# Diffuser for DIY?



## xcooperx (Jun 24, 2006)

how effective this diffuser when it comes to DIY Co2

AquaBid.com - Your Aquatic Auction Website


----------



## epicfish (Sep 11, 2006)

I asked the same question in another thread/forum...everyone says the larger the disk the more microbubbles, obviously. How big is the tank you're getting this for? I got 3 for $16.50 from the same seller, but on eBay and not AquaBid.

With DIY CO2, someone said that you always tend to get yeast muck in the disk and it sometimes affects the microbubble production...


----------



## xcooperx (Jun 24, 2006)

20L, oh i see i think i'll stay for the ladder


----------



## xcooperx (Jun 24, 2006)

just in case how you gonna clean the yeast muck? and is this a good method for 20L cause 20H is has a different dimension that 20L


----------



## epicfish (Sep 11, 2006)

Once it gets in the pores you can't really get it out. Bleach soaks might or might not get it out.


----------



## xcooperx (Jun 24, 2006)

lol, so you mean once there is a muck on it then its over


----------



## epicfish (Sep 11, 2006)

The bubbles will get larger and larger as more muck gets stuck...then it's over. =P


----------



## xcooperx (Jun 24, 2006)

cool, its really for pressurized co2 if thats the case


----------



## erijnal (Apr 5, 2006)

If you let the disk dry out for a couple hours while attached to the DIY bottle, you'll see microbubbles.
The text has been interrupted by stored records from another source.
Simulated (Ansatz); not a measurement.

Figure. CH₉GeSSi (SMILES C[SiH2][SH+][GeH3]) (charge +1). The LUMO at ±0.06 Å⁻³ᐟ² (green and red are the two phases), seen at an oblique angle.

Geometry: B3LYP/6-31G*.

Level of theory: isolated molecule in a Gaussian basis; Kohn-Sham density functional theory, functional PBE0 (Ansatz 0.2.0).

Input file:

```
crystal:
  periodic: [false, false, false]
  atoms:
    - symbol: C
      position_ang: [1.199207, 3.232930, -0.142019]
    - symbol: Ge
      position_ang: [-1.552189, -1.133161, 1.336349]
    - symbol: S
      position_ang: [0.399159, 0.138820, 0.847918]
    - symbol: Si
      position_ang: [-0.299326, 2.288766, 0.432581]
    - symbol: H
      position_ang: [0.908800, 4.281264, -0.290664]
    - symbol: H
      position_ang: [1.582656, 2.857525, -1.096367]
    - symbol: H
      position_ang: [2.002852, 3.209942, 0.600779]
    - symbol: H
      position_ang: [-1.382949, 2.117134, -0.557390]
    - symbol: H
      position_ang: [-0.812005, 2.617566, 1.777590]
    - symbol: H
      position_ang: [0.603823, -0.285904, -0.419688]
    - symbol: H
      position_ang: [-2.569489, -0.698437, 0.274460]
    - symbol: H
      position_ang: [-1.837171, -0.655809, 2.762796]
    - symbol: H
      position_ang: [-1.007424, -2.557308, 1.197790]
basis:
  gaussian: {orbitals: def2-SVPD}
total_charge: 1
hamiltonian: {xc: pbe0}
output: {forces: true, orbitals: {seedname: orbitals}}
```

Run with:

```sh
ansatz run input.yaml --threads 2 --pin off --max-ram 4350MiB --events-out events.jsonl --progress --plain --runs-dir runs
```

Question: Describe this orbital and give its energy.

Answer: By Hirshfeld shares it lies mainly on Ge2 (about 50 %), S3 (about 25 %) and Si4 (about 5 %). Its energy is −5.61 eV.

Apparently the combination of pressure and a dried disk opens up some of the smaller pores, possibly by drying out the yeast muck and somehow dislodging it. It would make sense if the yeast muck shrank when it dried and the pressure from the bottle could then nudge it out. Anyway that's just my experience, I don't think anyone else can back it up, and I have yet to try it a second time.


----------



## Justintoxicated (Oct 19, 2006)

Go for this I have one and I'm pretty happy with it, over 30 ppm with DIY CO2!

eBay: Red Sea CO2 Reactor 500. Rated for aquariums up to 125 (item 140022616371 end time Oct-23-06 23:07:42 PDT)

got it from him as well, comes with a check valve, but if you plan to hide it I would recomend the red seas bubble counter / checkvalve as well.

I usualy don't see ANY bubbles, other than the 1-22/ second going through the bubble counter, unless I just mixed a fresh batch of sugar and yeast. Works with DIY or pressurized.


----------



## onemyndseye (May 12, 2006)

For what its worth....

I use a 1-2 inch section of bubble wand positioned directly under the intake of a pump for my DIY Co2. that way when the thing clogs up I just cut off a new peice and replace it.

*shrug*
It produces small enough bubbles that they are easily chopped up and disolved by the impeller. A peice of "Soaker hose" will also work but I've found it produces alittle more back pressure than I'm comfortable with. They are awesome for DIY aerators though. About 10$ for a 100ft roll at walmart, HD, and the like.


Take Care,
-Justin
One Mynds Eye


----------